Sunday, February 5, 2017

Beyond the South, Beyond Home

The second day we were here, my mom and I ran errands to the nearest Target. I was overwhelmed and shocked, and felt like I had a rock in my stomach every time I went outside. Everything was so unfamiliar, and it frightened me - like a refrain, I kept wondering "how can I raise a family in a place I don't know? What is true, when I don't even know the earth beneath my feet?"

It got better. Slowly. Summer helped.

The week we moved into our new house, Tom sat me on the couch after we got the kids in bed and said "I've been saving this song for you for when we had our house." I cried through the whole thing and I cry every time I listen to it.

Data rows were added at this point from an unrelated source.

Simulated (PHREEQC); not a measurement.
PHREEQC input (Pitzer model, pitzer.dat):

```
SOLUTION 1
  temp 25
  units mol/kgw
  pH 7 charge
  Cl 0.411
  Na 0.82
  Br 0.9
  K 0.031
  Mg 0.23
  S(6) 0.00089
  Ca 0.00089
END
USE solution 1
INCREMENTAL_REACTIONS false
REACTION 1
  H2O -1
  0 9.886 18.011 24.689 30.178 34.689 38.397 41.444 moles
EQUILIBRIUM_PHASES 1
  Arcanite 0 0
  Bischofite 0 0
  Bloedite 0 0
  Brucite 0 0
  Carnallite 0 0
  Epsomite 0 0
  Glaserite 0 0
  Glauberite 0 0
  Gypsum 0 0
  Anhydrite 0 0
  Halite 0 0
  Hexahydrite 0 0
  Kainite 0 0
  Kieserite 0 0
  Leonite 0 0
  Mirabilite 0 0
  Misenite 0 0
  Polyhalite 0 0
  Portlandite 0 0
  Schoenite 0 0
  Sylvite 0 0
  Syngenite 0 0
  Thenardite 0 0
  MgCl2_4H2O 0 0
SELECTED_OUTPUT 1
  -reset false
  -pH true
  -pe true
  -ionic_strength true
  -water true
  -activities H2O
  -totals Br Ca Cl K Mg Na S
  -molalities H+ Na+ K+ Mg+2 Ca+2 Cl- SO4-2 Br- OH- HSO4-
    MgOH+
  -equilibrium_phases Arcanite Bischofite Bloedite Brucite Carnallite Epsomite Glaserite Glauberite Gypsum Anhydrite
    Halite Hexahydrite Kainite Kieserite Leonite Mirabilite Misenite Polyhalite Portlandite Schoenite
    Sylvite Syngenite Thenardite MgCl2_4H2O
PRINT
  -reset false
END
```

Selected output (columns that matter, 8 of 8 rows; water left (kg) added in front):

This video gives me hope. It still doesn't feel like home here yet - it still feels so strange, and often lonely and hard. It's so easy to lose my moorings when I am living in a place where I have no history. I put my hands out to catch the wisdom of my ancestors and my hands grab nothing but empty air. No one that is kin to me has put their bones in this ground, or watched the seasons come and go for generations so that it is a rhythm that echoes in their blood. Southerners are so fiercely loyal - to place, to memory, to tradition, to our families. To be in a place with none of those things is like having amnesia and being homeless both at once.

But this song gives me great hope that it won't be like this forever - that after we put our work and our hearts into this new place, we'll look up and find it's become home.



Lyrics:
We will call this place our home,
The dirt in which our roots may grow.
Though the storms will push and pull,
We will call this place our home.

We’ll tell our stories on these walls.
Every year, measure how tall.
And just like a work of art,
We’ll tell our stories on these walls.

Let the years we’re here be kind, be kind.
Let our hearts, like doors, open wide, open wide.
Settle our bones like wood over time, over time.
Give us bread, give us salt, give us wine.

A little broken, a little new.
We are the impact and the glue.
Capable of more than we know,
We call this fixer upper home.

With each year, our color fades.
Slowly, our paint chips away.
But we will find the strength
And the nerve it takes
To repaint and repaint and repaint every day.

Let the years we’re here be kind, be kind.
Let our hearts, like doors, open wide, open wide.
Settle our bones like wood over time, over time.
Give us bread, give us salt, give us wine.

Let the years we’re here be kind, be kind.
Let our hearts, like doors, open wide, open wide.
Settle our bones like wood over time, over time.
Give us bread, give us salt, give us wine.
Give us bread, give us salt, give us wine.

Smaller than dust on this map
Lies the greatest thing we have:
The dirt in which our roots may grow
And the right to call it home.


When I listen to this song, I'm reminded that my family did not always live in the South. We left our generational homes hundreds of years ago and came to this country. We clung to the family with brought with us and over the years, our English and Irish traditions changed and our homes became old and familiar. I recall that what makes home are the people we call into it to share the love we pour out. The song is part prayer, part mantra, part battlecry - moving me beyond the South and beyond my clinging thoughts of home.

Someday, by God's grace, and a great deal of hard work, we might have the right to call Michigan home.